Quality-of-life here is not defined by the ability buy iThings, flat-screens, and XBoxes, but affording decent education, health care, and a fair chance at upward social and economic mobility, regardless of where you come from.

1 comments

In spite of inequality increasing, relative mobility has remained the same and absolute mobility has increased. People consume more health care and education than ever before.

http://obs.rc.fas.harvard.edu/chetty/mobility_trends.pdf

Does this mean inequality is not a problem?

Mobility is far too complex a phenomenon to sum up with a single nationwide "rate". Here's an example that reflects on the role of race in metropolitan areas and commute zones on mobility:

http://economix.blogs.nytimes.com/2013/07/25/the-complex-sto...

The authors of the study you cite actually provided some input for that article.

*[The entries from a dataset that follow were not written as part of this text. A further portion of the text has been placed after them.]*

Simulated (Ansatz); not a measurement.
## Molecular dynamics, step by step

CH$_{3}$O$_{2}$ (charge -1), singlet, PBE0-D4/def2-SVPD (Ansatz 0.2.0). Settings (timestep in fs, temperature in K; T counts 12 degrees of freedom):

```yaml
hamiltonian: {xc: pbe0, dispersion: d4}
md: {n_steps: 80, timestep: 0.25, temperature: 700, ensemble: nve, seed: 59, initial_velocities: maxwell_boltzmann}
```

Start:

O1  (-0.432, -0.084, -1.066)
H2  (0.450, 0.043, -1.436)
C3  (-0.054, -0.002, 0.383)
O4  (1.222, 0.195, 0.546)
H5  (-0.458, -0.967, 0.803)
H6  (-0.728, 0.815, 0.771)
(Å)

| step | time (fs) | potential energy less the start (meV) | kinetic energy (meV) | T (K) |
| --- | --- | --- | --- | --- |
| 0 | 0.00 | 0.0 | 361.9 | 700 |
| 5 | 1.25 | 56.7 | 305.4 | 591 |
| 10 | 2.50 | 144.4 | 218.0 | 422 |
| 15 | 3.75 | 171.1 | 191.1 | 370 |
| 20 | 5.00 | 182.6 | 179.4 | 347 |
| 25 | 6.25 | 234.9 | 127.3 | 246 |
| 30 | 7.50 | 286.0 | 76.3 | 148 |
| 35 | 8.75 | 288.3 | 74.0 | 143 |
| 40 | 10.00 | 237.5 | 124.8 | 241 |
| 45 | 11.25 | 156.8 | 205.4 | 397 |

Regarding education, the total "quantity" of education people are consuming seems like a meaningless metric. It says nothing about the distribution of high-quality educational opportunities to people on different ends of the income spectrum. The disparities in access to quality education in many cases are strongly correlated to the income distribution.

Measuring health outcomes is similarly more complex than the broad brush of "total health consumed" that you paint it with: http://www.nber.org/reporter/spring03/health.html http://www.ncbi.nlm.nih.gov/pmc/articles/PMC1088996/

Inequality went up, so did life expectancy. So by your criteria, we should probably not worry about inequality. What health outcome do you believe has decreased, as a result of inequality increasing?

https://www.google.com/publicdata/explore?ds=d5bncppjof8f9_&...

What data (if any) would be sufficient to convince you that inequality is not a problem?

You seem to be basing all your arguments on national averages. That data shows none of the variances in life expectancy depending on race, class, region, and income.

Other measures of the social ills correlated with being very poor? In cities, if you are also black or hispanic , a high chance of death by violence. A relatedly high rate of incarceration, often for nonviolent crimes. High rates of children in the foster system.

Just because the averages nationwide are slowly ticking up over time, does not mean that there are not significant populations slipping backwards.

If you believe that life expectancy in some particular group has gone down in a manner correlated with inequality, post data showing it.

In cities, if you are also black or hispanic , a high chance of death by violence.

Do you believe that if the 1% had less money, poor blacks/hispanics would be less likely to kill other poor blacks/hispanics? If not, this is irrelevant.

I haven't double checked this, but I strongly suspect that even as inequality has risen in the US, the rate of poor blacks being murdered has gone down. (Reason: poor blacks being murdered is a big chunk of the murder rate, and murders and other crime have generally gone down.)

According to http://www.ahrq.gov

In general, poor populations have reduced access to high-quality care. While people with low incomes are more likely to be uninsured, income-related differences in quality of care that are independent of health insurance coverage have also been demonstrated (Brown, et al., 2003).

Also this metric has increased over the years:

People without a usual source of care who indicated a financial or insurance reason for not having a source of care.

You just moved the goalposts. Previously health outcomes was your target. Your source does not demonstrate that quality of care wentt down.

What data (if any) would convince you that inequality is not a problem?